Category Archives: Popular Culture

That’s No Lady

…it’s my Supreme Court nominee. Of all the things for the left to get its panties in a new wad about.

Though this does remind me of a pet peeve of my own, and a much more egregious one (I just heard it again yesterday morning on the local news). The female anchor (not to pick on her, men do it, too) was describing some sort of brutal crime, after which she said that the police were still looking for the “gentleman” who perpetrated it.

Apparently, many people are no longer familiar with the meaning of the words “lady” and “gentleman” (it just occurs to me that people in show business compliment their audiences by addressing them as “ladies and gentlemen” — do they say that at WWE events? Wishing to see such an exhibition doesn’t seem very ladylike…). They are not synonyms for (respectively) “woman” and “man.” They are describing a particular sort of woman or man. As far as I know, and from all I’ve heard about her public conduct (and ignoring rumors about her private life, about which I’m indifferent), Elena Kagan is a lady. And the guy the news reporter was describing was no gentleman.

And So It Begins

V’ger is starting to go mad:

The first hint of a problem came on April 22, when engineers first spotted the data pattern change. Since then, they’ve been working to fix the glitch and began sending commands back to Voyager 2 on April 30.

Because Voyager 2 is so far from Earth, it takes 13 hours for a message to reach the spacecraft and another 13 hours for responses to come back to NASA’s Deep Space Network of listening antennas around the world.

I hate when that happens.

Ernie Harwell

RIP:

I grew up listening to Ernie call games—sometimes in bed, having smuggled a portable radio between the sheets; sometimes with my grandfather, on summer nights at a house in northern Michigan that had no television. Harwell’s distinctive voice—nasally, with the hint of a southern twang—was unforgettable. The sound of my mother’s voice will stay with me always; so will Harwell’s. Like all great radio men, he had a few special phrases. Home runs were “looong gone!” A batter who took a called third strike “stood there like a house by the side of the road.”
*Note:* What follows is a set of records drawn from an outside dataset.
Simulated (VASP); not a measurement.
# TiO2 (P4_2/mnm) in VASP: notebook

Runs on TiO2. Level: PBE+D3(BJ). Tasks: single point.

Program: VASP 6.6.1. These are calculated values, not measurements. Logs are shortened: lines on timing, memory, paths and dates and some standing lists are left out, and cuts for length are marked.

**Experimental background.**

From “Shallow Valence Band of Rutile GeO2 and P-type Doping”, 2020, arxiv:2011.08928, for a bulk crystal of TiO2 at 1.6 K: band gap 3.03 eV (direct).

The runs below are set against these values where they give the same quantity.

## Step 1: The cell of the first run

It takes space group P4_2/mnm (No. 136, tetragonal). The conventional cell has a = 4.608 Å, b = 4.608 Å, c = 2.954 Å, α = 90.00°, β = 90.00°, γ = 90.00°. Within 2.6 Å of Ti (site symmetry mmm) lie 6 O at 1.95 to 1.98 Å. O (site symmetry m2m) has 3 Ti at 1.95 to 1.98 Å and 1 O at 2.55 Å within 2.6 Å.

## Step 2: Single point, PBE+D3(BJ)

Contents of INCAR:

The habit that amazed me in my early years occurred after foul balls at Tiger Stadium. A ball would fly into the stands and Harwell would announce that a lucky fan from Owosso or Wyandotte or wherever was going to take it home. For years it puzzled me: How does he know that?

Those are my summer memories, too. And I wondered the same thing. I hate to say that he was making it up, but I’d like to see another explanation. All I know is that I’d like to think that he did know it. Who did it hurt?